What a Lot a Little Is

In 1626, Indians sold what is now called Manhattan Island, New York. White settlers purchased it for a pile of trinkets worth only $24. Manhattan’s value as real estate is now appraised at $23.4 billion. But if the Indians had sold those trinkets for $24 cash and placed the money in a six percent compound-interest account, their investment would now total $27.6 billion. And if today’s Indians had inherited this fortune, they could buy back Manhattan and still have over $4 billion left in their account.

That isn’t to say the Indians got a fair deal, but rather to illustrate that what seems like a little bit might be a lot more than you thought. In other words, great accomplishments don’t necessarily require a huge initial investment, the talent of a genius, an incredible windfall, or a Herculean effort. Great accomplishments are possible for anyone who can must just a little bit and then keep at it with persistence.

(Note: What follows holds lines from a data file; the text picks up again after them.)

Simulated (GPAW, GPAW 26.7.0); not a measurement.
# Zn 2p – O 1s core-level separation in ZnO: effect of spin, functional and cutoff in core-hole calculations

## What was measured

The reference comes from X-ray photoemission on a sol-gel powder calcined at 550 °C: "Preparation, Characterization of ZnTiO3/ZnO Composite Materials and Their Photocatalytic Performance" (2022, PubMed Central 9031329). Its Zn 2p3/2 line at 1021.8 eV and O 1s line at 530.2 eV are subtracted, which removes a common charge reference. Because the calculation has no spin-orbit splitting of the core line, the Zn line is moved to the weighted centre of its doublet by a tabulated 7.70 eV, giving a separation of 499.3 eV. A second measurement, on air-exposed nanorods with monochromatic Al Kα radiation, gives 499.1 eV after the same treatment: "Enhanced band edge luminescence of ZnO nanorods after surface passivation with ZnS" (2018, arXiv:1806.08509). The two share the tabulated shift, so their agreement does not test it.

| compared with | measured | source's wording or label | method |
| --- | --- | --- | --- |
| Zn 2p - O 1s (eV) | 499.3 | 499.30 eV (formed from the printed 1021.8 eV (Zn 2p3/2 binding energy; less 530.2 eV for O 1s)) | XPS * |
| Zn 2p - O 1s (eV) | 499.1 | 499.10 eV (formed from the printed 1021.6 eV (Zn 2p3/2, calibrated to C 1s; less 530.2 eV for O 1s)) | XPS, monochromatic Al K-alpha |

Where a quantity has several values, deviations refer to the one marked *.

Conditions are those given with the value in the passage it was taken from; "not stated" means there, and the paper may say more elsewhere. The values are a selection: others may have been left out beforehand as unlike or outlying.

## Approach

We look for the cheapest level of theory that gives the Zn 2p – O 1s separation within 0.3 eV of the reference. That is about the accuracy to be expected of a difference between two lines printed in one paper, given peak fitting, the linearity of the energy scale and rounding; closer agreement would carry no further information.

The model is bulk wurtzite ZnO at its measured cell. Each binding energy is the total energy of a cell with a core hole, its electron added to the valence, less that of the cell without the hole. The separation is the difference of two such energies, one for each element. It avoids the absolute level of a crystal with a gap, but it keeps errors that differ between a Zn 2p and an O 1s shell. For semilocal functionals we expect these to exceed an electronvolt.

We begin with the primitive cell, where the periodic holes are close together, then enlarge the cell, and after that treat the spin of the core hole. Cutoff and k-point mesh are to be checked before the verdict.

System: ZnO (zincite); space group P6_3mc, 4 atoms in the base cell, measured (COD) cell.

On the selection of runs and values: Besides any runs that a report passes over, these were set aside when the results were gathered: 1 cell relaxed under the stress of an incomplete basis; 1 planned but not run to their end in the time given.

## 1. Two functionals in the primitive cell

Consider another example: just as $24 isn’t much principal, and six percent isn’t an attractive interest rate by today’s standards, a highway built at a seven percent grade isn’t what anyone would call steep. If you stood at one end of a straight, three-mile stretch of this highway, you might swear it was level! But it’s not. And there is such a highway. It begins at sea level in California, and without ever exceeding a seven percent grade, it eventually reaches 12,095-foot Independence Pass in Colorado, at which point it acquires the distinction of being the highest paved road in the United States. It’s so high that trees don’t grow there. Only arctic tundra can survive the brutal climate. Hurricane-force winds sometimes slam across the pass, and snow is possible any day of the year. Even during a middling gale, the chill factor can easily plunge to minus 95 degrees in January. Yet you can drive there during summer, enjoy a 360-degree view of the magnificent Rocky Mountains; and all the way from the warm, sunny coastline, you won’t have climbed more than just a little bit.

So, whether you want to get rick or go far, lose weight or learn a new skill, win an award or write a book, don’t handicap yourself by imagining that your goal is beyond your reach. Start with just a little bit, and be persistent. You’ll probably accomplish a lot more than you thought possible. You can climb your “mountains” by making steady, safe and gradual progress.